I have always been interested in ASL since elementary school when my friends learned the alphabet and would "secretly" sign messages to each other. I was president of ASL club in high school, and there I learned about many of the struggles facing the Deaf community and the issue of their voice not being heard. One way that could give them a voice is if we developed efficient and accurate ASL translation, which is exactly what we sought out to do with this machine learning model.
What it does
This program uses machine learning to classify images depicting handshapes of the static (non-moving) letters of the alphabet in ASL. It splits the data we compiled in Google Drive into testing and training data, and trains a convolutional neural network to classify handshapes.
How we built it
We compiled a dataset of around 360 images (~15 per letter) of ASL handshapes in Google Drive. Then, using pytorch and Google Colab, were able to train this model on the Google Cloud GPU servers (in under 7 minutes!).
Challenges we ran into
Not many ASL handshape datasets are available on the internet so we made our own. Compiling the dataset took a lot of time.

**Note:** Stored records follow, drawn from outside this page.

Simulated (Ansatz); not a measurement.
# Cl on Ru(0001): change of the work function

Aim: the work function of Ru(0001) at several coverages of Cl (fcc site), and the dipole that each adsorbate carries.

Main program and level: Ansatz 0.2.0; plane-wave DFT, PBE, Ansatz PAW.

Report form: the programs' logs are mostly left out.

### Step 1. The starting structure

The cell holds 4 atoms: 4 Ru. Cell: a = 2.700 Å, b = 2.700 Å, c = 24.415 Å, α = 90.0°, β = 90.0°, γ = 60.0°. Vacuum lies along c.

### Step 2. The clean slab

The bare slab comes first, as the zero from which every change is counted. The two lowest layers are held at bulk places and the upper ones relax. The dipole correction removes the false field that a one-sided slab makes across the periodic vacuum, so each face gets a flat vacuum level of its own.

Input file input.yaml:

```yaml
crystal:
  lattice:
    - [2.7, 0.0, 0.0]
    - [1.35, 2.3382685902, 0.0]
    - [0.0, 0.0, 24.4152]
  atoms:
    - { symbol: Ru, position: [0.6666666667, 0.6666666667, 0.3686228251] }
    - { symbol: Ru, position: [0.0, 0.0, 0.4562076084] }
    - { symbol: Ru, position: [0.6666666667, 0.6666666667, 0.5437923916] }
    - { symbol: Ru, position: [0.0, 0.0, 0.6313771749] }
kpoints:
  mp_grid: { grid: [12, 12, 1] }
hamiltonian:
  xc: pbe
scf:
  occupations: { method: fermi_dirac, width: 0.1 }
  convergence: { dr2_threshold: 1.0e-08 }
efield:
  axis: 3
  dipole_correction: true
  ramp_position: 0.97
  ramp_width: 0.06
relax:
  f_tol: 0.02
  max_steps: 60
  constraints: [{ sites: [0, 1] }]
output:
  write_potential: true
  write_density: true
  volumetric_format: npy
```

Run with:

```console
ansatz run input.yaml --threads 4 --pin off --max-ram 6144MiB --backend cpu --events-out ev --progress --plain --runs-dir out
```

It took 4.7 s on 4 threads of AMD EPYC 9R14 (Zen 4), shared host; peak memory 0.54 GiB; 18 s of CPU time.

Accomplishments that we're proud of
The accuracy of the model surprised us! Even with two convolutional layers in the model, it was able to learn and detect patterns in images that generalized pretty well to unseen images as well!
What we learned
It was both of our first times using Google Colab, so we learned a lot about that process. We learned how to use Google Colab to read files in from Google Drive and process them. Although I learned about CNN's in class theoretically, I had never built one before, so it was also both of our first times developing convolutional neural networks using pytorch, so a lot was learned!
What's next for ASL Alphabet Classifier with Convolutional Neural Networks
This was a preliminary example with only static images. We could expand with more handshapes, and then we could go onto the complex movement and dynamics of ASL. The potential for this is immense; imagine a person signing at a video camera and seeing a real time translation of what they are signing!